Slow Array Element Assignment to Variable

This is a contrived test case but, hopefully, it can suffice to convey the point and ask the question. Inside of an njit function, I noticed that it is very costly to assign a locally computed value to an array element. Here are two example functions:

from numba import njit
import numpy as np

@njit
def slow_func(x, y):
    result = y.sum()
    
    for i in range(x.shape[0]):
        if x[i] > result:
            x[i] = result
        else:
            x[i] = result

@njit
def fast_func(x, y):
    result = y.sum()
    
    for i in range(x.shape[0]):
        if x[i] > result:
            z = result
        else:
            z = result

if __name__ == "__main__":
    x = np.random.rand(100_000_000)
    y = np.random.rand(100_000_000)

    %timeit slow_func(x, y)  # 177 ms ± 1.49 ms per loop (mean ± std. dev. of 7 runs, 10 loops each)
    %timeit fast_func(x, y)  # 407 ns ± 12.8 ns per loop (mean ± std. dev. of 7 runs, 1000000 loops each)
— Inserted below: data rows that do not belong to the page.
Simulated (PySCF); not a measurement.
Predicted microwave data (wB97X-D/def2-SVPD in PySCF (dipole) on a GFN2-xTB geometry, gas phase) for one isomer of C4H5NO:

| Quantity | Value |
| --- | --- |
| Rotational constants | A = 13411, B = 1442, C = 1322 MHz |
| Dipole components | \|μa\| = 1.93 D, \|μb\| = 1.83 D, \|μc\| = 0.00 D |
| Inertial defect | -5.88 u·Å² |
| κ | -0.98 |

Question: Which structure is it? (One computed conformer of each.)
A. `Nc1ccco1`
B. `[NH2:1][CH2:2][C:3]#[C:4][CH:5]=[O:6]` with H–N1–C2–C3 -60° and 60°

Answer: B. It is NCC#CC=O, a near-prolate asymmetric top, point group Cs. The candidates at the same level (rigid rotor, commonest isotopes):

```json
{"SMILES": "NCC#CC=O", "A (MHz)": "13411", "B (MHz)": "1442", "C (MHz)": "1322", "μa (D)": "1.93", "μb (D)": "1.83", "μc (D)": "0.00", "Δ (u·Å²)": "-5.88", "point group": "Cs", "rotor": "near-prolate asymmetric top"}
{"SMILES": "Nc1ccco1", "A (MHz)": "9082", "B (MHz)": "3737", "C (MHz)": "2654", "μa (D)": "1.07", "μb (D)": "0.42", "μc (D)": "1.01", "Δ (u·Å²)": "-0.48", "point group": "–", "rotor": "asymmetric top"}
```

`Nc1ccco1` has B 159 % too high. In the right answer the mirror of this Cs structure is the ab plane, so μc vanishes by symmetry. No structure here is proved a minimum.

I understand that the two functions aren’t quite doing the same thing but let’s not worry about that for now. Notice that both functions are assigning result to either x[i] or to z and the number of assignments are the same in both cases. However, the assignment of result to z is substantially faster. Is there a way to make the slow_func as fast as the fast_func?

hi!

I think what you’re seeing is the compiler being too clever. Since you don’t return z, it realized it can completely eliminate the operation. Add return z and you’ll see the time get much closer.
For sure they won’t be the same because x is heap allocated, and I’m guessing (not an expert here) z is stack allocated.

does it make sense?

Luk

1 Like

Yes, it does indeed. Is there any way or other tricks to make the array assignment any faster? This seems to be 2x slower than a Cython implementation.

in my limited experience, these comparisons are hard to build because different compilers could be applying different optimizations. I guess a very clever one could figure out that the if is unnecessary.

could you share the cython version?